How to unclog a garbage disposal
Before you tackle this problem, you should understand how to use your disposer so you'll probably never have to deal with a clog again. You can easily use put a sinkfull of waste down your disposer without a hitch. It's all about controlling the amount of water mixed in with the waste. Your disposer is designed to break waste down to pieces a little smaller than a BB. This is efficient but without much water, the pieces will clump together right where the disposer connects to the drain line, and will cause a clog. Never turn on the disposer without a full flow of cold water. Cold water not only helps to cool the motor, but keeps any fat solidified so that it doesn't build up on the walls of the pipes. The full flow of water will allow the disposer to mix the waste in and it'll go right down the drain. The second thing you must control is the amount of waste that goes in the disposer. It's really a bad idea to put more than like half a cup of waste in the disposer without it running. Ideally you'd turn on the water first, then start the disposer, then feed the waste in. Listen to the disposer running with waste in it. It sounds different when the waste inside is gone. Use this to get yourself used to keeping up with its pace. The problem with any disposer is that they work so fast, they can grind the waste faster than the water can carry it away.

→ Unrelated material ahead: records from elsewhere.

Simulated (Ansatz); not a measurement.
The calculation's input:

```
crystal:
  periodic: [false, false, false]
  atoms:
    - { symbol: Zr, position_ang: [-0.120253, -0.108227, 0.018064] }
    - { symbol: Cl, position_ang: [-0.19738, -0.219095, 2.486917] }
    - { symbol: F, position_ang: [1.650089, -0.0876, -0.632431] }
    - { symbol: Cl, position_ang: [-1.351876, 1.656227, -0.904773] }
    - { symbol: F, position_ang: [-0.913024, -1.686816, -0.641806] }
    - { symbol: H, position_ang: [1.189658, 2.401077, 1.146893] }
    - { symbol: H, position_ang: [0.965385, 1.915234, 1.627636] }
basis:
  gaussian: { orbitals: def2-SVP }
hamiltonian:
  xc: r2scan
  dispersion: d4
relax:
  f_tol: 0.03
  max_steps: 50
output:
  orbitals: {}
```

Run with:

Whatever you do, don't use a chemical unclogging product. Over time, this can damage the metal components of the disposer, and if you have to call a plumber, they will charge you extra because these chemicals make their equipment wear prematurely and can burn the skin.
If water doesn't drain, make sure the problem isn't fixed by simply turning the disposal on. If the water just swirls around, you'll probably need a plunger. When you want to use a plunger to unclog your disposal, the easiest way is to use suction more than pressure. When you push down on the plunger, the pressure from it will cause the backed-up waste to compress even further and make it impossible to push water down. You want to push the plunger down so that it "leaks" water out, and, when the plunger can be pushed down no farther, make sure it then has a good seal on the disposal's opening, and yank the plunger up pretty hard. This will pull the backed up waste back, mixing it with the water and will probably unclog the unit in only a couple strokes. Be careful not to soak yourself when pulling up on the plunger. In a pinch, a full soda can will actually form a seal and can be used in place of a plunger for disposals that have a splash guard made of one piece. If water is backed up into the other sink bowl, that means the clog is in the trap and not in the disposer itself. One way to fix this is to make sure the other bowl(s) of the sink are firmly stopped up. If you use a stopper you'll most likely have to push down hard on the stopper while plunging the disposer to form a good seal. If none of this helps, you may need to take apart the sink trap. This can be done by loosening the two nuts on the part of the drain pipe assembly shaped like a "U". You then may be able to clean the clog directly out of the u-bend or you may need to snake the pipes. If you take the pipes apart, have a bucket under there to catch the large amount of that will gush out.